Deep Neural Network Based Crowd Density Estimation for Counting, Detection and Tracking


Student thesis: Doctoral Thesis

View graph of relations


Related Research Unit(s)


Awarding Institution
Award date11 Jun 2019


For crowded scenes, the accuracy of object-based computer vision methods declines when the images are low-resolution and objects have severe occlusions. Taking counting methods for example, almost all the recent state-of-the-art counting methods bypass explicit detection and adopt regression-based methods to directly count the objects of interest. Among regression-based methods, density map estimation, where the number of objects inside a subregion is the integral of the density map over that subregion, is especially promising because it preserves spatial information, which makes it useful for both counting and localization (detection and tracking).

In this thesis, we evaluate density maps generated by various density estimation methods on a variety of crowd analysis tasks, including counting, detection, and tracking. A simple yet effective dense per-pixel density prediction method, which has not been tested before, is proposed for completeness. Previously, most CNN methods produce density maps with resolution that is smaller than the original images, due to the downsample strides in the convolution/pooling operations. In contrast, our proposed CNN uses a sliding window regressor to predict the density for every pixel in the image. We also consider a fully convolutional adaptation, with skip connections from lower convolutional layers to compensate for loss in spatial information during upsampling. In our experiments, we found that the lower-resolution density maps sometimes have better counting performance. In contrast, the original-resolution density maps improved localization tasks, such as detection and tracking, compared to bilinear upsampling the lower-resolution density maps. We also propose several metrics for measuring the quality of a density map, and relate them to experiment results on counting and localization.

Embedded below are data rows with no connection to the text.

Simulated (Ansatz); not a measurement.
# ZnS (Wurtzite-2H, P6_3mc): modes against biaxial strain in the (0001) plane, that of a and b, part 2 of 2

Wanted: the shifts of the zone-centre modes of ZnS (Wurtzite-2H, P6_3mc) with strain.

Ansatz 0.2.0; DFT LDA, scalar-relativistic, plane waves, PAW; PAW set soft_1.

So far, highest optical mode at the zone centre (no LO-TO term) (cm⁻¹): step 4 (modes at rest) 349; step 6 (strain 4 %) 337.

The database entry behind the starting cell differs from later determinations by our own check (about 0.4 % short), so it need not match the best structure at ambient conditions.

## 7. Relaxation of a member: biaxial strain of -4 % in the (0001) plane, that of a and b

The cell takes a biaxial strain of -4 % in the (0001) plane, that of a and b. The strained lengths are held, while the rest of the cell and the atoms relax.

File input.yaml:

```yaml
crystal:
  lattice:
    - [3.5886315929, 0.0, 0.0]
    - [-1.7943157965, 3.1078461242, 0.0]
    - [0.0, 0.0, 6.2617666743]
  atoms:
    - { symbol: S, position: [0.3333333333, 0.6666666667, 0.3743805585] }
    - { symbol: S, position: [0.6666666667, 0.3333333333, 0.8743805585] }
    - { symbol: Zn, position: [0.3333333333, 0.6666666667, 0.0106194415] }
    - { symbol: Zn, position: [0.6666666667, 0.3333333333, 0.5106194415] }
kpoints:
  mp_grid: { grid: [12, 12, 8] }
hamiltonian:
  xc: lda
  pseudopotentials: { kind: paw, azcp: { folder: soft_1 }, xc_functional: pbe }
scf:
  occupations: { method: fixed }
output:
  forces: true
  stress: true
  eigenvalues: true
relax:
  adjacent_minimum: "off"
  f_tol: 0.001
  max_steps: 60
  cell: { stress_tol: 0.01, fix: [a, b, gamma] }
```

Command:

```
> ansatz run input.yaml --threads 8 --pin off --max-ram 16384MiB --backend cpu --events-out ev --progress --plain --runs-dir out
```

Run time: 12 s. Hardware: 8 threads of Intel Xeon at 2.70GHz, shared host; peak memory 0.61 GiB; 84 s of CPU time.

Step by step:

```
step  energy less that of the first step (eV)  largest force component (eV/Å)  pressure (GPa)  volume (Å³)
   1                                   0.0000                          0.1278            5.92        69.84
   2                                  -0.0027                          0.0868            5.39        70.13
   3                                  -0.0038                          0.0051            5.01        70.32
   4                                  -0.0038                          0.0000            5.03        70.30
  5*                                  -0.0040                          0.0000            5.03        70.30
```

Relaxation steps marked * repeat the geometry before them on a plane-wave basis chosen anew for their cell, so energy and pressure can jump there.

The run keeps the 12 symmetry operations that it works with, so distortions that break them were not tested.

Since the performance of localization tasks powered by or assisted by density map is highly dependent upon the quality of estimated density maps, the remainder of this thesis focuses on improving density estimation (evaluated by the most widely used counting performance). Because of the powerful learning capability of deep neural networks, counting performance via density map estimation has improved significantly during the past several years. However, it is still very challenging due to severe occlusion, large scale variations, and perspective distortion.

Firstly, we notice that side information such as the camera perspective (e.g., camera angle and height), which gives a clue about the appearance and scale of people, has not been fully utilized in deep learning based counting systems, although such information is useful for counting systems using traditional hand-crafted features. This phenomenon of under utilizing available side information is broadly existent in many computer vision areas, due to lack of methods that can effectively incorporate these 1D information with the 2D image input into the CNN pipeline. In order to incorporate the available side information, we propose an adaptive convolutional neural network (ACNN), where the convolution filter weights adapt to the current scene context via the side information. In particular, we model the filter weights as a low-dimensional manifold within the high-dimensional space of filter weights. The filter weights are generated using a learned "filter manifold" sub-network, whose input is the side information. With the help of side information and adaptive weights, the ACNN can disentangle the variations related to the side information, and extract discriminative features related to the current context (e.g. camera perspective, noise level, blur kernel parameters). We demonstrate the effectiveness of ACNN incorporating side information on 3 tasks: crowd counting, corrupted digit recognition, and image deblurring. Our experiments show that ACNN improves the performance compared to a plain CNN with a similar number of parameters and achieves similar or better than state-of-the-art performance on crowd counting task. Since existing crowd counting datasets do not contain ground-truth side information, we collect a new dataset with the ground-truth camera angle and height as the side information.

Although side information could be very helpful, sometimes it is very difficult or not practical to collect, especially for large scale datasets collected from the Internet. During the ACNN experiments, we find that perspective (indicating the scale of the object) is the most helpful side information. Scale variations (from image to image) coupled with perspective distortion (within one image) result in huge scale changes of the object size, making scale variation one major difficulty preventing good estimation. When side information is not available, scale variations can be effectively handled using image pyramids, but at the cost of more computation. Earlier methods based on convolutional neural networks (CNN) typically did not handle this scale variation explicitly, until Hydra-CNN and MCNN. MCNN uses three columns, each with different filter sizes, to extract features at different scales. In our algorithm, in contrast to using filters of different sizes, we utilize an image pyramid to deal with scale variations. It is more effective and efficient to resize the input fed into the network, as compared to using larger filter sizes. Secondly, we adaptively fuse the predictions from different scales (using adaptively changing per-pixel weights), which makes our method adapt to scale changes within an image. The adaptive fusing is achieved by generating an across-scale attention map, which softly selects a suitable scale for each pixel, followed by a 1x1 convolution. Extensive experiments on three popular datasets show very compelling results.